Object caching in Butler is removed

We’ve run into a few problems recently with the Butler object caching mechanism (details below), and it has been removed entirely, at least for the time being. If you think it’s worth keeping (reimplementing) please let me know. We would have to discuss the issues and brainstorm potential fixes, and RFC a proposal.

the rest of the tl;dnr is…

The feature was relatively new, and was implemented to support Composite Objects in Butler (but it did operate on all gets from Butler, composite or not). When reading an object, Butler would take a hash of the ButlerLocation object (the ButlerLocation describes how to read the object and what data was used to find it: which repository, what path within the repository, the dataId that was used to find it, the dataset type, etc)

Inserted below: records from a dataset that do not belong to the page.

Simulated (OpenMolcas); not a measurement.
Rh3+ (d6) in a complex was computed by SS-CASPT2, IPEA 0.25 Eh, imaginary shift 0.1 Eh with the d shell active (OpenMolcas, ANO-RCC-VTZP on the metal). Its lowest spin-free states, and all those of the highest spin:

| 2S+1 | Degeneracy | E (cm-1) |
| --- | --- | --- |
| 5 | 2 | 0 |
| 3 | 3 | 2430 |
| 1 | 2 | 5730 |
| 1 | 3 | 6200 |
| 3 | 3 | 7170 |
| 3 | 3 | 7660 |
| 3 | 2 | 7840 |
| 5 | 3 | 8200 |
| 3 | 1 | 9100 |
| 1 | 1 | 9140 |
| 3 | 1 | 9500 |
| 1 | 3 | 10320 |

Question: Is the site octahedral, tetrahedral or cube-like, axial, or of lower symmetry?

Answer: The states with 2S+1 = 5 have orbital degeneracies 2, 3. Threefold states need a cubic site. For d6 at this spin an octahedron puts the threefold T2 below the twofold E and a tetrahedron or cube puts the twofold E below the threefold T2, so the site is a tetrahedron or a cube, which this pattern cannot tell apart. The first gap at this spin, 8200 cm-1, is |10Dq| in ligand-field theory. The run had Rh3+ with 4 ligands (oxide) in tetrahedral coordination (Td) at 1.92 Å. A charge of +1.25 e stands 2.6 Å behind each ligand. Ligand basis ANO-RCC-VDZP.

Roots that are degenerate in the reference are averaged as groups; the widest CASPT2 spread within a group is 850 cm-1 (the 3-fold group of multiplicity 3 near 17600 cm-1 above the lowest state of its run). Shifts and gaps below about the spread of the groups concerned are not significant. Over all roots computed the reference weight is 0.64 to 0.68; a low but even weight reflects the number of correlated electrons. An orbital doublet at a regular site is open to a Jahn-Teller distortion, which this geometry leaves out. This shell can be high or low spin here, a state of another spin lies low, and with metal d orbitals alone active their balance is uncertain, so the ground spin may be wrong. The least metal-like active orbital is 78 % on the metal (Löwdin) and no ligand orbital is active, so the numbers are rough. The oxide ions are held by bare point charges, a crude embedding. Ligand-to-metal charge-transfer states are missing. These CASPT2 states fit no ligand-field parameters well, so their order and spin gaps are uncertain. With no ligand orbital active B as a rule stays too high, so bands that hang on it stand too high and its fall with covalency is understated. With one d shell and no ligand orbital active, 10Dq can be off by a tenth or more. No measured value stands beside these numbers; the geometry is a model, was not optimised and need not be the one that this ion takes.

There are 2 issues that came up recently:

The major issue was with object mutability: if an object is read (via Butler.get) and then gotten again (via another Butler.get), exactly the same object is returned. This reduces the memory footprint and saves the trouble of reading from disk. There’s no pythonic way to make the returned object const, so if the object is mutated in one place, all the places it is used are of course affected. We didn’t think this would be a problem but it turns out it is.

The second problem is an easier one to fix: the dataId used to complete the template is recorded in the ButlerLocation, but the passed-in dataId can be a superset of what is needed to complete the template, and is passed into the object deserializer to specify how the object should be deserialized. The fix would be to include the entire dataId (not just the part used to fill in the template) in the hash.